State v. Wesley
Case #: A144180
Brewer, J. for the Court; Armstrong, P.J.; and Sercombe, J.
Full Text Opinion: http://www.publications.ojd.state.or.us/docs/A144180.pdf
Criminal Law: The doctrine of transferred intent exists for murder in Oregon despite it not having been codified in the Oregon Revised Statutes. Also, when determining the reliability of an eyewitness identification, it is proper for the Court to apply the test put forth by the Supreme Court in Lawson/James and analyze system and estimator variables.

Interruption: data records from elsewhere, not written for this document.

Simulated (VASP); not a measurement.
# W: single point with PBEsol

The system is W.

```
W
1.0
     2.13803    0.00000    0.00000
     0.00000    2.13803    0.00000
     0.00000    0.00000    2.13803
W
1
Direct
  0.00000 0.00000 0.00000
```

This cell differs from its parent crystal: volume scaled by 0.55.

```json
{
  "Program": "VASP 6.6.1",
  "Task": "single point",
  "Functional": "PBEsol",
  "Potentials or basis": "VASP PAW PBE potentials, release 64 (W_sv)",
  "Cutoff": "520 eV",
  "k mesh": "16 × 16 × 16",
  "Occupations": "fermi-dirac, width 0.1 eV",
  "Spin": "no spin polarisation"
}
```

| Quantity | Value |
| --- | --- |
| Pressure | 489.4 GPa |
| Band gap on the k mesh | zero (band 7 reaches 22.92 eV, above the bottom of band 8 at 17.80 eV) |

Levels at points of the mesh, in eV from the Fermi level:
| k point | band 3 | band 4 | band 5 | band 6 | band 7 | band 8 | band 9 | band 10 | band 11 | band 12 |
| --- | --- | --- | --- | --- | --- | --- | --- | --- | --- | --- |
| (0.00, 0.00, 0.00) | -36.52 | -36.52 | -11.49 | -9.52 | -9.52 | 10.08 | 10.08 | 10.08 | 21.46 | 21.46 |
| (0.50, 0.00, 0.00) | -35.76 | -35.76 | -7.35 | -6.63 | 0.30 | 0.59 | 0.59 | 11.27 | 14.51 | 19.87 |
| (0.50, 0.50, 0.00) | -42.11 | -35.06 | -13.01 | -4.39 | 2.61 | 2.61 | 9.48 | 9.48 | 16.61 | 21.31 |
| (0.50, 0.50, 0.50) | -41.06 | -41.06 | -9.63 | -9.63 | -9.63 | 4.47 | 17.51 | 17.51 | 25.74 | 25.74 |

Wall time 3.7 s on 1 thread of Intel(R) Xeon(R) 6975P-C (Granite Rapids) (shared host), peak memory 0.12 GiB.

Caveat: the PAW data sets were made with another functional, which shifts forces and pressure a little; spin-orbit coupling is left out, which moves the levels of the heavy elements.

Defendant appealed a conviction of first degree murder and other crimes. Defendant argued the doctrine of transferred intent does not exist in Oregon because it has not been codified. He also argued that an eyewitness identification which was key in his conviction was the result of suggestive police procedures and therefore, was unreliable. The legislature chose to keep the felony murder rule during the 1971 revisions, although it limited its scope. If killing a person in the course of a “less serious” crime was first degree murder, then killing a person in the course of killing or attempting to kill another person must also constitute first degree murder. The Court held the doctrine of transferred intent does exist in Oregon because to hold otherwise would enact a problem of proportionality. The reliability of the eyewitness identification was analyzed using two types of variables. System variables concern the manner in which the identification is made. Estimator variables concern the state of the eyewitness at the time he or she made the identification. The specific factors to be taken into account when evaluating these variables were laid out in the Lawson/James case. The Court held the eyewitness identification was unreliable because the system variables weighed in favor of unreliability. In this case, the witness had only been shown one picture when asked to make the identification. A144180, reversed and remanded; A144179 affirmed.